To support the point of view that the role of the translator is of no lesser importance than that of the author of the source text, that she/he is the key character that can lead the readers’ way through the labyrinth of an unknown language and culture, the journey metaphor is accompanied by additional explanations in my corpus:

I consider that my role is very important and difficult at the same time. I have to be able to get the real sense of the words, to read between the lines and to see into the writer’s soul without having ever met him/her.

To translate is an art in itself which takes dedication on my side. Therefore, my translations are the product of the interpretation of the original, an attempt to solve the conflict between the sense and the word, the sense and the style, between creativity and fidelity.

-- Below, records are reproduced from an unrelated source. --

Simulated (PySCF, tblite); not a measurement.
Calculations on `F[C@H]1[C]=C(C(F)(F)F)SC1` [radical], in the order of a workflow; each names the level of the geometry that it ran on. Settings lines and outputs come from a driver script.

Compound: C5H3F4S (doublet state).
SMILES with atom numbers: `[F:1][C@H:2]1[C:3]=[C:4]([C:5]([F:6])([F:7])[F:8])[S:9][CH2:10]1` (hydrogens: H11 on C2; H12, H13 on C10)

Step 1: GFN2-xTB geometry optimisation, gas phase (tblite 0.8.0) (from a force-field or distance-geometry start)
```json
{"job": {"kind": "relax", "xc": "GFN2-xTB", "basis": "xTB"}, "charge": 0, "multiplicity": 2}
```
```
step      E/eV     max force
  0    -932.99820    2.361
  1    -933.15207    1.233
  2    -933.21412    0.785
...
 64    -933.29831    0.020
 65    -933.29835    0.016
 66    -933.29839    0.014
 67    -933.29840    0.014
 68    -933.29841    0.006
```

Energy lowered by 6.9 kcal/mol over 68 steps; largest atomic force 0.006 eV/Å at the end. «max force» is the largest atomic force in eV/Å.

This last explanation brings to the fore exactly what Venuti (2019, ix–x) insisted on: that it is about time that translation theorists abandoned the dichotomy source-text vs target-text orientation of the translation process, the perception that translation presupposes the mechanical substitution of a text in one culture and language by a text in another culture and language, in favor of insisting on the fact that any translation is a hermeneutic act that results into a new text, adapted to the cognitive, linguistic and cultural needs of the target audience. Only if one looks at translation in this way, one can realize that the role of the translator and that of the author are similar and similarly important.

2) the translator is a bridge/mediator between cultures and languages

3) the translator is (simultaneously) a de(con)structor and a builder

4) the translator is an adoptive/surrogate parent of the target text

5) the translator is a haruspex

The conceptualizations in 2) to 5) are grouped together as they were offered in one single answer and they all support the ‘translator = author’ point of view. The full answer is this:

The translator is, undoubtedly, a bridge between two cultures and, on the other hand, between two languages/linguistic systems, a person who brings these two together, a mediator. Due to his/her mission to “trans-pose,” to “move” a certain text, produced in a given context (a given culture, a given linguistic code, etc) in another, culturally and linguistically-determined context, s/he will act simultaneously as a de(con)structor and a builder (a builder who, however, resorts to hybrid materials, some of which belong to the author and some to himself/herself). The translator, as the presumptive author of one of the multitude of “imperfect copies” of the original, may be regarded, on the other hand, like a surrogate parent or, rather, like an adoptive parent of the original whom s/he “accommodates” and introduces to the target culture. And, finally, another perspective, which is not entirely apart from the equivocal image that the translator is sometimes associated with: for some, the translator looks like a dubious, restless haruspex who desperately (and often with frustration) searches through the entrails of languages, be they source or target languages, correctly intuiting their limits and even experiencing them herself/himself.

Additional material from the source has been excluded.